Why it matters: Are National Football League cheerleaders employees or independent contractors? According to a new complaint filed by an Oakland Raider Raiderette, the football team violates California wage orders and employment laws in a myriad of ways. A flat rate per game results in payment of less than $5 per hour, the suit alleges, and doesn’t take into account time spent rehearsing, performing at charity events, and participating in the annual swimsuit photo shoot. Raiderettes also incur work-related costs that are not reimbursed – such as false eyelashes and yoga mats – and the team neglects to pay the cheer squad at least twice a month as required by law, instead withholding pay until the end of the season. Other groups of workers have had success in establishing themselves as employees and not independent contractors – it remains to be seen if NFL cheerleaders will be next. The lawsuit gained traction when a spokesperson for the San Francisco office of the U.S. Department of Labor confirmed that the agency is investigating the plaintiff’s claims.
Lacy T. worked as a Raiderette, a member of the Oakland Raiders’ cheer squad, for the 2013-2014 football season. She signed a written employment contract that she would be paid a flat fee of $125 per home game, or $1,250 per season.
The contract set forth several requirements for all Raiderettes: they must attend all preseason, regular season, and postseason home games; they must attend and participate in all practices, rehearsals, fittings, preparations, drills, photo sessions, meetings, and workouts. Other events or functions could also have compulsory attendance; on average, the cheer squad members were expected to participate in 10 charitable appearances and one appearance for Raiders’ ticket sales.

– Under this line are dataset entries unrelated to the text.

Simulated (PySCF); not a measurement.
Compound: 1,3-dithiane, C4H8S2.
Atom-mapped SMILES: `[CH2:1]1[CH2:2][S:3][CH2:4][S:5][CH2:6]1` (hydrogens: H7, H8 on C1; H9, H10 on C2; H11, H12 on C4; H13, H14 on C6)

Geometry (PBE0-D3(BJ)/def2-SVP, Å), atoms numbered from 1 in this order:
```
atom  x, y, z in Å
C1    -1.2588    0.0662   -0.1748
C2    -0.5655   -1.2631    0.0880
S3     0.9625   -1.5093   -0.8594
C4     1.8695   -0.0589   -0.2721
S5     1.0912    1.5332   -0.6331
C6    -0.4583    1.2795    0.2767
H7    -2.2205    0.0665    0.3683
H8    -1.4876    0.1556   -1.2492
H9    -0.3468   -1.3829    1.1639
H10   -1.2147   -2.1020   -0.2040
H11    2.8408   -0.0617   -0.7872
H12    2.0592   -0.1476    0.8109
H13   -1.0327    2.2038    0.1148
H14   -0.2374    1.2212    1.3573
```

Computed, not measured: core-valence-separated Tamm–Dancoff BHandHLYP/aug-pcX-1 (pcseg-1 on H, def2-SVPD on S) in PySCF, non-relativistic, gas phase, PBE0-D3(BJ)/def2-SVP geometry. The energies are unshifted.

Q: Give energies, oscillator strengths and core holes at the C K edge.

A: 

Raiderettes were responsible for additional expenses such as travel to appearances, the purchase of yoga mats, false eyelashes, and the use of a hairstylist selected by the team.
According to Lacy’s complaint, the contract “is replete with provisions, which, on their face, violate California law.” The flat rate per game does not reflect the fact that Raiderettes work approximately nine hours on a game day nor does it include all of the other time spent at rehearsals and appearances, she charged.
State law was also violated when the team neglected to provide meal and rest breaks on game days and did not reimburse the cheerleaders for their expenses, which Lacy estimated cost her $650 over the course of the season.
Making matters worse: Raiderettes can be “fined” for infractions of squad rules – such as wearing the wrong workout clothing to rehearsals – which can decrease their compensation even more, Lacy argued.
The Raiders further violate California wage orders by withholding payment for the Raiderettes until the end of the season, according to the complaint, instead of paying the cheerleaders on an at least twice-monthly basis.
The suit, filed as a putative class action, seeks payment for unpaid expenses, minimum wage and overtime violations, and meal and rest break violations.